Q: We have a very small field maintenance budget and cannot afford to buy a lot of field maintenance equipment. What are the three most important tools for maintaining a baseball field?
- Pete Schell, Brighton Heights Athletic Association, Pittsburgh, PA

A: Pete, you should try to get your fields roto tilled and graded to incorporate some of the new dirt into your existing dirt. Once that is done you should maintain them on a daily basis if allowable by dragging them and making sure they stay level.

- Derek Hurlburt, Field Maintenance Supervisor, Pittsburgh Pirates

Field Lighting
Q: For field lights, how often should the foot-candles be measured?

A: We (Musco) help Little League Baseball establish and update their lighting standards and we recommend most youth baseball and softball programs use the standards as a benchmark for safety, playability, and fan experience... We recommend leagues [test light levels] annually before each season.

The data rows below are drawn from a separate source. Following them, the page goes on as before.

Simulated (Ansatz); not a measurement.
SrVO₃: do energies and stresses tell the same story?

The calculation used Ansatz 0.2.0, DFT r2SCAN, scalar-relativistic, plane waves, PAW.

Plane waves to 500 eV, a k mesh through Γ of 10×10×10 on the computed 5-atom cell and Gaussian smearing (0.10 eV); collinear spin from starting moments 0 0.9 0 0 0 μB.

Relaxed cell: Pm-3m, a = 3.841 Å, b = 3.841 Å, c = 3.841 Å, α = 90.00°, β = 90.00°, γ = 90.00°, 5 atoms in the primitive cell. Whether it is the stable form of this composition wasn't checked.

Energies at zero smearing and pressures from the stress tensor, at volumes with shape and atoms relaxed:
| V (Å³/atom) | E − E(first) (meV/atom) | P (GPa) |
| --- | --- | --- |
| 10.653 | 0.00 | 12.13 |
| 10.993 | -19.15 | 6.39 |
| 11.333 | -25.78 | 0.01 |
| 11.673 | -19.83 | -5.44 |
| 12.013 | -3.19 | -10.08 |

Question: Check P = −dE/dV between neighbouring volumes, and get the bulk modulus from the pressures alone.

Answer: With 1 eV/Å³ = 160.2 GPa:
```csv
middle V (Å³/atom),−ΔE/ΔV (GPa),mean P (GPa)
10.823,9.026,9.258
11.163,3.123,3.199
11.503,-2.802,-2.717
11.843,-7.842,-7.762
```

- Nathan Lindsay, Musco Lighting

Field Maintenance
Q: Our field serves both the high school in the spring and the Babe Ruth League in the summer. Between practices and games, it is used almost seven days per week. What would be an example of a sufficient field maintenance schedule?

A: A sufficient maintenance schedule would consist of doing as much to the field between games/practices as you can. Also, let the teams know if they want a better field to let you get some maintenance time. You should be trying to drag the dirt between games as well as repairing the pitchers mound and home plate so you don't get to large holes built up. Also you should be mowing your grass once a week or so to maintain that.

- Derek Hurlburt, Field Maintenance Supervisor, Pittsburgh Pirates

Infield Maintenance
Q: Pre-season is filled with raking and adding new agra-lime to the infield to smooth the playing field out. We over-seed patchy areas; power-rake the field on a light setting; fertilize with a spring mix recommended by the City; and then water between 2 a.m. and 6 a.m. We mow the grass with a push mower to not pack the infield and keep the grass at 2-3". Is there something else we should be doing to get the fields ready for the season?
- Gary Pigney, Yankton, South Dakota

A: Believe it or not, your maintenance schedule sounds awesome! Others should take note of how you prepare your field for the season. You are doing everything you need to be doing. If it ain't broke don't fix it!

- Nicole Sherry, Head Groundskeeper, Baltimore Orioles

Q: I work with an organization in the City of Pittsburgh that operates six fields in a single complex. We have a great relationship with the maintenance director for the city, and he was able to get us several truckloads of field loam from PNC Park this past fall. The Pirates were tearing up the infield in order to rebuild it and now we have the "dirt." When spring rolls around, what should be our plan for getting the best use of this wonderful gift? It has been spread already on the fields, but I need to know what I should be doing next.
- Pete Schell, Brighton Heights Athletic Association, Pittsburgh, PA

A: Pete, you should try to get your fields roto tilled and graded to incorporate some of the new dirt into your existing dirt. Once that is done you should maintain them on a daily basis if allowable by dragging them and making sure they stay level.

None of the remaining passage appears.